Robert Pattinson has put Antinous at the center of the reaction to Universal’s trailer for The Odyssey, and the numbers are hard to ignore: 651,000 dislikes, 6.1 million views, and more than 34,000 comments. The trailer is still sitting at #3 on YouTube’s movies trending chart while the backlash keeps building.
Jacob in Twilight
Pattinson told MTV UK, “I think they will be rooting for him. I keep comparing it — it’s kind of like Jacob in Twilight.” He was talking about Antinous in Christopher Nolan’s The Odyssey, a role he framed as one viewers would naturally lean toward.
He pushed the comparison further with, “What The Odyssey is about — Penelope just can’t make her mind up between the two guys and I’m just trying to like help her make a decision. It’s like, ‘It’s fine. He’s dead, get over it,'” a line that turns the character into the kind of love-triangle shorthand Pattinson has used before. The directness is the point: he is selling Antinous through a familiar romantic rivalry instead of a grand mythic pitch.
Universal’s trailer backlash
The trailer’s dislike count was first reported at 55,000 on July 1, then jumped to 600,000 within a day of the premiere before reaching 651,000 as of writing. That climb gives the comment a sharper edge, because Pattinson is not speaking into a calm release cycle; he is answering while the response to Universal’s upload is still moving.
Universal’s Official Countdown Trailer went up seven days ago, and the reaction has stayed loud enough to keep the upload near the top of YouTube’s movies chart. First reactions out of the London premiere called the film a triumph, but the public-facing trailer numbers show a different kind of attention, one built on comment volume and dislike totals rather than a simple launch bump.
Antinous and Penelope
Pattinson’s own description also collides with the story mechanics he invokes. He said, “What The Odyssey is about — Penelope just can’t make her mind up between the two guys and I’m just trying to like help her make a decision. It’s like, ‘It’s fine. He’s dead, get over it,'” yet Homer’s The Odyssey is not usually summarized as Penelope choosing between two men in that way. That gap makes his pitch useful as publicity, but loose as a plot guide.

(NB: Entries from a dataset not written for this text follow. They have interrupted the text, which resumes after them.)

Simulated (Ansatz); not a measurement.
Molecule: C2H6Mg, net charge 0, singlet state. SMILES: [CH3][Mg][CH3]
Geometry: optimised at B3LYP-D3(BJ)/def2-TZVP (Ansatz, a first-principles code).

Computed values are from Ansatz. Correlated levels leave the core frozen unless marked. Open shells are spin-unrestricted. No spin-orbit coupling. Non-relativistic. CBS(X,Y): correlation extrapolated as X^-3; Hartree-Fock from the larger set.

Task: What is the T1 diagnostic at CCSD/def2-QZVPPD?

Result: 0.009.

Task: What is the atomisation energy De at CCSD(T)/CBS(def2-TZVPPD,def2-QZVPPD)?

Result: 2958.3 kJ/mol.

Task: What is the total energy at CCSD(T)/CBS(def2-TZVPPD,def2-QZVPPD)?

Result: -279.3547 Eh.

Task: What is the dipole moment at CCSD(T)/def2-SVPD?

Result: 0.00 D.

As of writing, the trailer’s 71,000 likes sit far below the 651,000 dislikes, a spread that makes the release look more like a fight over framing than a standard teaser rollout. Pattinson has given Antinous a Team Jacob-style shorthand, and the next audience test is whether that shorthand helps the film beyond the trailer noise when The Odyssey arrives nine days from release.